Generates train, validation, and test splits from the full dataset Parameters: full_data: dictionary containing the full dataset val_ratio: ratio of validation data test_ratio: ratio of test data Returns: train_mask: boolean mask for training data val_mask: boolean mask for validation data test_mask: boolean mask for test data

Source code in tgb/nodeproppred/dataset.py

def generate_splits(
    self,
    full_data: Dict[str, Any],
    val_ratio: float = 0.15,
    test_ratio: float = 0.15,
) -> Tuple[np.ndarray, np.ndarray, np.ndarray]:
    r"""
    Generates train, validation, and test splits from the full dataset
    Parameters:
        full_data: dictionary containing the full dataset
        val_ratio: ratio of validation data
        test_ratio: ratio of test data
    Returns:
        train_mask: boolean mask for training data
        val_mask: boolean mask for validation data
        test_mask: boolean mask for test data
    """
    val_time, test_time = list(
        np.quantile(
            full_data["timestamps"],
            [(1 - val_ratio - test_ratio), (1 - test_ratio)],
        )
    )
    timestamps = full_data["timestamps"]
    train_mask = timestamps <= val_time
    val_mask = np.logical_and(timestamps <= test_time, timestamps > val_time)
    test_mask = timestamps > test_time

    return train_mask, val_mask, test_mask

`pre_process()`

Pre-process the dataset and generates the splits, must be run before dataset properties can be accessed Returns: None

Source code in tgb/nodeproppred/dataset.py

def pre_process(self) -> None:
    """
    Pre-process the dataset and generates the splits, must be run before dataset properties can be accessed
    Returns:
        None
    """
    # first check if all files exist
    if ("fname" not in self.meta_dict) or ("nodefile" not in self.meta_dict):
        raise Exception("meta_dict does not contain all required filenames")
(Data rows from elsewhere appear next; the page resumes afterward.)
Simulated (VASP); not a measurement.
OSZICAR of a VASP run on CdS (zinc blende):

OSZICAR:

    df, node_label_dict, edge_feat = self.generate_processed_files()
    sources = np.array(df["u"])
    destinations = np.array(df["i"])
    timestamps = np.array(df["ts"])
    edge_idxs = np.array(df["idx"])
    edge_label = np.ones(sources.shape[0])
    #self._edge_feat = np.array(df["w"])
    self._edge_feat = edge_feat

    full_data = {
        "sources": sources,
        "destinations": destinations,
        "timestamps": timestamps,
        "edge_idxs": edge_idxs,
        "edge_feat": self._edge_feat,
        "edge_label": edge_label,
    }
    self._full_data = full_data

    # storing the split masks
    _train_mask, _val_mask, _test_mask = self.generate_splits(full_data)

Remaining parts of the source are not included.